Theorem 9 (Uniqueness and Existence of LU Factorization)

An \(n \times n\) matrix \(A\) has a unique LU factorization (where \(L\) has 1s on its diagonal) if and only if all its leading principal minors are non-zero.

\[\det(A_k) \neq 0 \quad \text{for } k = 1, 2, \dots, n-1.\]

Why is this true? The proof reveals a beautiful connection between the pivots and these minors. From the matrix partition \(A_k = L_k U_k\), we can take the determinant:

\[\det(A_k) = \det(L_k) \det(U_k)\]

Since \(L_k\) is unit triangular, its determinant is 1. The determinant of the upper triangular \(U_k\) is the product of its diagonal entries:

\[\det(A_k) = 1 \cdot (u_{11} u_{22} \cdots u_{kk})\]
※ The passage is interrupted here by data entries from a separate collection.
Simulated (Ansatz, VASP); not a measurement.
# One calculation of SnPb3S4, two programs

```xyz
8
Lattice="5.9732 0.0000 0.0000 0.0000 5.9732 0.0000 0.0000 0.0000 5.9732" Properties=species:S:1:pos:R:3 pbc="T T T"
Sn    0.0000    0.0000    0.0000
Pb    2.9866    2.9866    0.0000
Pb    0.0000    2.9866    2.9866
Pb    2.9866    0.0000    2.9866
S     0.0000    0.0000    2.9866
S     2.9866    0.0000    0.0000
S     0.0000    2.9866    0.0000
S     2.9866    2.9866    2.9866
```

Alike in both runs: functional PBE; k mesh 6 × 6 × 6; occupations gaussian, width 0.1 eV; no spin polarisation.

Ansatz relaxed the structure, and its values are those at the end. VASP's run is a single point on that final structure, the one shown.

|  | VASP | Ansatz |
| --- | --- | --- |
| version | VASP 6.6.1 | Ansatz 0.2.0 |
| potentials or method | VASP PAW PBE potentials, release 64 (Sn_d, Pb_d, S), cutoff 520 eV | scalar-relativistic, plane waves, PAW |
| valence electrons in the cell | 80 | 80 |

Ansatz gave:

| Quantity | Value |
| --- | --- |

From this, any pivot \(u_{kk}\) can be isolated:

\[u_{kk} = \frac{u_{11} u_{22} \cdots u_{kk}}{u_{11} u_{22} \cdots u_{k-1,k-1}} = \frac{\det(A_k)}{\det(A_{k-1})} \quad (\text{defining } \det(A_0) = 1)\]

This formula is the key! It shows that the \(k\)-th pivot, \(u_{kk}\), is determined entirely by the ratio of two consecutive leading principal minors. The pivot will be well-defined and non-zero if and only if \(\det(A_{k-1})\) and \(\det(A_k)\) are both non-zero. For the entire algorithm to succeed (at least up to the last step), it is required that \(\det(A_k) \neq 0\) for \(k=1, \dots, n-1\).

Applying the Theorem to the Example#

Let’s compute the leading principal minors of the example matrix \(A\):

  • \(k=1\): \(\det(A_1) = \det(1) = 1 \neq 0\).

  • \(k=2\): \(\det(A_2) = \det \begin{pmatrix} 1 & 6 \\ 0 & 1 \end{pmatrix} = 1 \neq 0\).

  • \(k=3\): \(\det(A_3) = \det \begin{pmatrix} 1 & 6 & 1 \\ 0 & 1 & 9 \\ 1 & 6 & 1 \end{pmatrix} = 0\). (Note: subtract Row 1 from Row 3, which gives a row of zeros, making the determinant clearly 0).

The theorem predicts the factorization will fail when computing the third pivot, since \(\det(A_3)=0\). Using the formula:

\[u_{33} = \frac{\det(A_3)}{\det(A_2)} = \frac{0}{1} = 0\]

This confirms precisely what was observed during the elimination process.

Generalizations#

What if a matrix is singular?#

Notice the theorem only requires the minors to be non-zero up to \(k=n-1\). What if \(\det(A_n) = \det(A) = 0\)? The matrix is singular. The factorization can still exist, but the final pivot, \(u_{nn} = \det(A_n)/\det(A_{n-1})\), will be zero. This is perfectly fine, as no further eliminations depend on \(u_{nn}\).

Existence#

Here is a more precise existence statement:

Theorem 10 (Existence of LU)

The LU factorization exists if and only if

\[ {\rm rank}(A[1:k,1:k]) = {\rm rank}(A[1:n,1:k]) \]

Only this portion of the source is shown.